Named after an isolated Saskatchewan body of water, the Besnard Lakes make great use of a suggestion of emptiness, conveyed through songs that reverberate with maximalist rigidity. Full of distortion and bits of sampled sound, they reflect a kind of heady twist on the short-wave radio motif Besnard Lakes Are the Roaring Night employs, evoking the barren feel of frequencies ringing out through the night via a hashed assemblage of eerily blended styles.
Like 2007's The Besnard Lakes Are the Dark Horse, the album utilizes the eerie drone of numbers stations (mysterious fixed transmissions that loop endlessly, drab female voices reading numbers between tones and snatches of music) as an aesthetic marker, co-opting their ready-made mystique to add to the shadowy atmosphere. But this shared element is by no means a retread. Like two jazz improvisations, they stand out as twinned, dissimilar meditations on a similar theme.
This may just mean that the band has the early earmarks of a stunningly specific style, but for now it still comes off as genuine and fresh. "Like the Ocean, Like the Innocent" rides in on a thrumming wave of noise, setting the tone for the lashing waves of distortion that gather around the vocals. Creeping through 10 orchestrally blended tracks over 50 minutes, these songs move slowly, like hypnotic, crenellating dreams plucked straight out of the air.
There are distinct differences from Dark Horse, which favored mounting progressions that slowly wrapped themselves in effects. Roaring Night has more patience and a great focus on album-wide ambiance, the songs melting into each other rather than standing out as singular peaks. There's also a noticeable Jesus and Mary Chain feel, layered over the sunny-voiced vibe that has become a trademark, with Olga Goreas's increased vocal contribution creating interplay between the two singers.

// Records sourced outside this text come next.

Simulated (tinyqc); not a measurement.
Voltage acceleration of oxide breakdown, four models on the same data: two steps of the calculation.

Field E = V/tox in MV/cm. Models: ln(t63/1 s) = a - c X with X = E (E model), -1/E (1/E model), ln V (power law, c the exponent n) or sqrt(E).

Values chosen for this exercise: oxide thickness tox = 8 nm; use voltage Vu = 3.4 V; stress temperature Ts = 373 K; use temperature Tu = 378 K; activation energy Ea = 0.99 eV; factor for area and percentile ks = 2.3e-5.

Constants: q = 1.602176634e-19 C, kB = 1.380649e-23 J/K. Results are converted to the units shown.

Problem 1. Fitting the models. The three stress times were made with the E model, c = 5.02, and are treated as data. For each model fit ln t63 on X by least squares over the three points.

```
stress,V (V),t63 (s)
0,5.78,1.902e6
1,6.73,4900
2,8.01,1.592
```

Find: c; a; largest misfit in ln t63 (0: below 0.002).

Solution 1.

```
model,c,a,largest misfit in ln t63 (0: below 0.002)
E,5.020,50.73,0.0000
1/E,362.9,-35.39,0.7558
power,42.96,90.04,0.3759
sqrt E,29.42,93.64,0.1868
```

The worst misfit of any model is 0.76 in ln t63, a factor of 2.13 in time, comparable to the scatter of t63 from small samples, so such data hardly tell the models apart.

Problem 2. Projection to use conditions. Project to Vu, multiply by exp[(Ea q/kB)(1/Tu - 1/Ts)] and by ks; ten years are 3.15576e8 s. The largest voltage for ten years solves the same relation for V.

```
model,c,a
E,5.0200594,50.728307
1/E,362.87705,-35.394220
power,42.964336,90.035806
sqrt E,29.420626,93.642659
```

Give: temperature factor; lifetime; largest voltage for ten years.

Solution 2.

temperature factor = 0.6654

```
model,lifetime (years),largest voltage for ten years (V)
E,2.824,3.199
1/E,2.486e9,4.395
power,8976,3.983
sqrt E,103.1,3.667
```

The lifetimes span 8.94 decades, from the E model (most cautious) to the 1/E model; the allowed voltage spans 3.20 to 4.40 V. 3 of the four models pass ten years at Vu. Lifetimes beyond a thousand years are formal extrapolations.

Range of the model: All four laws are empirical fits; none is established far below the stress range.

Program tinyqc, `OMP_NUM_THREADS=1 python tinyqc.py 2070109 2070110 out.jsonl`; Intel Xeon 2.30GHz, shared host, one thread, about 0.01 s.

The vocals are another of those persistent markers that give the band's music a peculiar, timeless aura. A nearly constant invocation of surf-pop harmonies, stretched out to pleasingly strange effect, match the undulating downtide of the songs, one cresting over the other. The lyrical insufficiency that emerges, a favoring of repetition and mood over actual content, therefore feels nearly earned, the words used less as a tool of expression than in service of the music itself.
There are times when Roaring Night is disconcertingly slack. Tracks like "Glass Printer" spend a long time going nowhere, treading along flat lines with very little buildup. But even weaker songs are still not a wasted trip, flickering with sharp moments and dazzling effects. In this way, the album asserts itself as a refreshingly pointed piece of chamber pop, a starkly serious work that plays as big but never portentous.